I have an old apple tree in my yard. When I planted it, I didn’t know about spraying, pruning, and thinning. I thought apples grew large and red, with wax on them like the ones in the supermarket.

Through the years, the apple tree has become somewhat of an annoyance. The apples fall on the ground and draw flies. Every year I have to rake up the mess. I long ago gave up trying to take care of the tree. But the apple tree doesn’t know this and it just keeps blooming and having fruit year after year.

The neighbor was picking apples to make applesauce for military families who are on a small budget. Apparently, apples in the back yard are still a novelty to some people. She had neighborhood kids all organized to help pick.

One day I drove up in the driveway and they were there with ladders and bags swarming all over the tree. Oh, goody, they will pick them all and I won’t have to rake! The apples are small, but otherwise in pretty good condition considering they had no spray, fertilizer, or anything else.

In my younger and more ambitious days, I picked apples, made apple jelly and even froze apples for later. Nowadays, apples pies and cobblers are too fattening. I’m trying to diet.

So… the apples just hang on the tree until they fall. Last week I raked up about five trash bags full that had fallen and spoiled. It was about 90 degrees that day. I thought I would die of heat exhaustion before I finished.

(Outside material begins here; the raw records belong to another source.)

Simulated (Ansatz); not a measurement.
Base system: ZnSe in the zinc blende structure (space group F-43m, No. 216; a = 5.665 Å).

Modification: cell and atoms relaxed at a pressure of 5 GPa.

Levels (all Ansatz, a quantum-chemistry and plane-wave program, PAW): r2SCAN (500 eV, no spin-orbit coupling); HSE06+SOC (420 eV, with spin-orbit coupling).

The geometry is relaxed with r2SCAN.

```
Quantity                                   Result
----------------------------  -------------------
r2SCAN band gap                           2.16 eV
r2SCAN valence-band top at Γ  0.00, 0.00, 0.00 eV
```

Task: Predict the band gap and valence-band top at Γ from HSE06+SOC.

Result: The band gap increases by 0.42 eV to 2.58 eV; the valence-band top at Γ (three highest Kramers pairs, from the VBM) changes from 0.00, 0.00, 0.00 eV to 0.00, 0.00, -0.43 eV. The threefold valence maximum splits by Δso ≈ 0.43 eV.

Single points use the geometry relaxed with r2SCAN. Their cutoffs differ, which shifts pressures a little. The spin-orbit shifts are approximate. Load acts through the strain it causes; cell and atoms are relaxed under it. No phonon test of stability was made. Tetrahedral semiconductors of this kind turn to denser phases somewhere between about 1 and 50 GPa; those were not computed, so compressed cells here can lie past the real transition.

The kids picked about a 100 pounds when they were here, but there were still a lot of apples left. They are still falling, falling, like red hail. They keep on falling, an avalanche of red balls, too much of a good thing.

As it turned out, the neighbor had more apples than she could use too. That figures. You can only make so much applesauce, and coffeecake. The leftovers ended up going to the local food bank.

Then they got the idea of picking more for the food bank. I applauded their efforts and ambition and then hid behind the kitchen door.

Bushels more have fallen on the ground since I raked. I will have to go out there this weekend and see what I can do about them.

Does anyone want apples? They are yours if you pick them.

That’s what I figured. I like the ones from the supermarket better too.

My cherry tree was the same way this year. We picked cherries until we could pick no more. Still… most of them fell on the ground and rotted.

When I planted the tree, it seemed like such a good idea. Apples, jelly, cobblers, pie, fried apples, apple sauce, apple cider.

Actually, I planted four trees. Thank goodness, only one thrived. If all had lived and done as well as the one that is left, I’d be up to my chin in apples instead of up to my knees.

I hope the kids come back soon to pick the pick the rest, or I may have to declare a state of apple emergency. Nature's bounty is about to overwhelm me.

In the meantime, my daughter was going to the store for groceries. “Mom, do you need anything?”

“Just milk and orange juice.”

“No apples?”

“Don’t say that word out loud to me.”